# Training CTKG Using TransE_L2
Adapted from the notebook of DRKG: https://github.com/gnn4dr/DRKG
This notebook shows how to train CTKG embeddings using TransE_L2

## Install DGL-KE
Before training the model, we need to install dgl and dgl-ke packages as well as other dependencies. 

In [9]:
import GPUtil
GPUtil.getAvailable()

[]

## Prepare train/valid/test set
Before training, we need to split the original ctkg into train/valid/test set with a 9:0.5:0.5 manner.

In [1]:
import pandas as pd
import numpy as np
import sys
sys.path.insert(1, '../utils')
ctkg_file = '../rawdata/ctkg.tsv'

df = pd.read_csv(ctkg_file, sep="\t")
triples = df.values.tolist()

In [2]:
num_triples = len(triples)
num_triples

7322993

In [3]:
# Please make sure the output directory exist.
seed = np.arange(num_triples)
np.random.shuffle(seed)

train_cnt = int(num_triples * 0.9)
valid_cnt = int(num_triples * 0.05)
train_set = seed[:train_cnt]
train_set = train_set.tolist()
valid_set = seed[train_cnt:train_cnt+valid_cnt].tolist()
test_set = seed[train_cnt+valid_cnt:].tolist()

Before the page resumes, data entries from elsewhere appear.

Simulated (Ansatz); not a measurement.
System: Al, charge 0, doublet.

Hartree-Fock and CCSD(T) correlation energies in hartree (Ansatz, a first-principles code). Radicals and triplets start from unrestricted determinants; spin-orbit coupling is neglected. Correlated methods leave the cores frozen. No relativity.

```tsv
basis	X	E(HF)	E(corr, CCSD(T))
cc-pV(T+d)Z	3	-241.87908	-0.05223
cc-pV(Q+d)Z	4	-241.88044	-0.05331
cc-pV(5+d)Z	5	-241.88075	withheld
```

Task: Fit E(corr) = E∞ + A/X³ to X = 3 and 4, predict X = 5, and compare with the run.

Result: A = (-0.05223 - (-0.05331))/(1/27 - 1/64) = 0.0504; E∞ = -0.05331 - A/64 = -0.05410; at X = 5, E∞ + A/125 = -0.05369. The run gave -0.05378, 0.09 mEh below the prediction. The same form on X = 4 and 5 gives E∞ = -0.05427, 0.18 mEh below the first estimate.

with open("../train/ctkg_train.tsv", 'w+') as f:
    for idx in train_set:
        f.writelines("{}\t{}\t{}\n".format(triples[idx][0], triples[idx][1], triples[idx][2]))
        
with open("../train/ctkg_valid.tsv", 'w+') as f:
    for idx in valid_set:
        f.writelines("{}\t{}\t{}\n".format(triples[idx][0], triples[idx][1], triples[idx][2]))

with open("../train/ctkg_test.tsv", 'w+') as f:
    for idx in test_set:
        f.writelines("{}\t{}\t{}\n".format(triples[idx][0], triples[idx][1], triples[idx][2]))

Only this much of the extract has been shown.